Swimming in the River of CPAN

CPAN River example from MetaCPAN

If you’ve browsed MetaCPAN lately, maybe you’ve noticed the new “river” indicator that’s next to distributions in listings and on individual distribution pages. See the image on the right for an example.

The River of CPAN analogy was first described by Neil Bowers in 2015, though I believe it was created by a group of Perl folks at the 2015 QA Hackathon. The basic idea is that the more dependencies a distribution has, the farther upstream it is. The impact of pollution (API breakage, test failures on install) is dependent on how far upstream a distribution is. Break something that nothing else relies on and there’s little harm done. Break something that thousands of distributions rely on and it’s a huge mess.

This is a great addition to MetaCPAN and it will be helpful for authors in order to understand how much impact API changes might have.
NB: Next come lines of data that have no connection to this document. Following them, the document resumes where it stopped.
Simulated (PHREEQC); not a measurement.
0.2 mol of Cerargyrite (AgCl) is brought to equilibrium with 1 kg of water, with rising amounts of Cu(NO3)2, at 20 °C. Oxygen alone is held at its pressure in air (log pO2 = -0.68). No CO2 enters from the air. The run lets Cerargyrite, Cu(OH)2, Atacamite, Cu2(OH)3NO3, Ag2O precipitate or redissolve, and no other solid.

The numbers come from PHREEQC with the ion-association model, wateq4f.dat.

However, there’s one subtlety I wanted to tease out, which is the difference between direct and indirect dependencies. From what I can see, the river indicator is entirely dependent on total dependencies, both direct and indirect, but the differences between these two types of dependencies are important.

Let’s take my distribution Specio as an example. It has a river indicator of four, indicating that it’s quite high up the river. But when I hover my mouse over the river indicator, I see it has 11 direct dependents and 3,616 total dependents. In other words, it’s not getting much use of its API (sad face), but something(s) that use it are getting a lot of use. If we look at its reverse dependencies (the distributions that require Specio), we can see what’s going on. It’s downstream dependents include Moose, DateTime, and Log-Dispatch, among others.

A quick aside … the inclusion of Moose is a red herring. Moose does not use Specio except in some optional tests. I think the reverse dependency determination is being done by looking at its META.json file if it has one, where Moose lists Specio as a “develop” phase requirement. I think the river indicator may be filtering this out since there are 14 downstream deps listed on the reverse deps page but the river indicator hover info only says 11.

But DateTime does use Specio. DateTime has 1,081 direct dependents and 3,370 indirect deps! That means that if I release a new Specio that fails to install (for example with broken tests), then there are at least 3,370 distributions that are now also uninstallable (if you’re running tests). That would be pretty bad!

But what if I change Specio’s API? Well, as long as the tests pass, that’s unlikely to cause problems. There are only 14 distributions directly using Specio in any fashion. I maintain 11 of them as primary owner, and one of those is deprecated and has no deps anyway. So making a breaking change to the Specio API is unlikely to cause any trouble as long as I also update my own modules that use Specio as needed.

Conversely, I will basically never be able to break the public DateTime API without causing massive chaos on CPAN. There’s no way 1,000+ direct dependencies can be checked for breakage and updated in a sane fashion. For DateTime, preserving backwards compatibility is critical and it’s hard to justify a breaking API change.

So if you have a far upstream distribution, dig a little deeper into how it got so high on the river. This will help you make the best decisions about how you can or cannot change that distribution in the future.